Advice Tailored To Your Business
Our aim is to provide you with advice when your business needs it – not just when you ask for it.
We’ll help you manage every aspect of your business, and because we establish a one-to-one relationship with each of our clients, our advice will be tailored for your business.
We’ve developed our traditional taxation and accounting practices into innovative client-focused services. Our flexibility and adaptability will ensure we can help you get the best results.
Incorporating is not the same thing as registering a business name or having a personal ABN. By setting up a company you are creating a separate legal entity for your business. This is a big step that brings with it a range of advantages but there are also some additional costs that need to be considered.
The main benefit of incorporating is its limited liability. A company is a legal entity – completely separate from its directors and owners (shareholders). In other words, it gives owners the ability to quarantine business risks inside the company, and away from them as the business owner. Incorporating is a good option if you (i) employ staff, (ii) have turnover of over $200K (iii) operate in a high-risk industry or (iv) if you have personal assets that you do not want to be put at risk (such as your home or investments).
Another advantage of incorporation is that it makes it easier to manage disputes with other potential business owners/or partners. Each shareholder operates under a set of rules (company constitution) and the stakeholders rights and responsibilities are already somewhat determined. There are several other minor benefits – but these will depend on your personal circumstances.
But there are costs involved when thinking of incorporating. There is a once off initial setup cost (approx $1300) for the formation of the constitution (rules of the company) and to register the company with ASIC. Additionally, there are annual costs including (i) ASIC filing fees (approx $400 pa) and (ii) annual costs to have an accountant file the annual corporate tax return.

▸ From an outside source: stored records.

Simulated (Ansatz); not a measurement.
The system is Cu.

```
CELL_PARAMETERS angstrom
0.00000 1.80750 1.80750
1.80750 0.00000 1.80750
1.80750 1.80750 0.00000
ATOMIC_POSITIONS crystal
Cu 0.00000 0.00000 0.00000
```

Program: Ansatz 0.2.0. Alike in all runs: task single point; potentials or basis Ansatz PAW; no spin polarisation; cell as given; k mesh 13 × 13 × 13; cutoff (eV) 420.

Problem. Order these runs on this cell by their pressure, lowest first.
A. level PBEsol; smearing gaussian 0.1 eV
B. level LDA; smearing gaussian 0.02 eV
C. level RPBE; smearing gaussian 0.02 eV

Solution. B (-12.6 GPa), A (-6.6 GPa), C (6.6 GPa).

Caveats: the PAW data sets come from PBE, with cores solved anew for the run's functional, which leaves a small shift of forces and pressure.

There is no precise point in time when a business should incorporate. Instead, the best time will depend on the unique circumstances of your business.
Financing through debt – means sourcing funds from a third party and agreeing to pay the money back, with interest by a future date. Interest, fees and charges on a business loan are tax deductible.
Debt considerations – if you take out a loan to fund any business purchase, you are keeping your own cash reserves in standby in the case of short-term cash emergencies. This is a big incentive for debt financing. But banks are conservative when lending money and new businesses may find it difficult to secure debt finance. You should always think carefully before borrowing any amount of money and should always aim to match the financing to your needs. For example, using credit cards for long-term expenditure can be very expensive. Conversely some loans can be inflexible – you could end up paying interest over many years.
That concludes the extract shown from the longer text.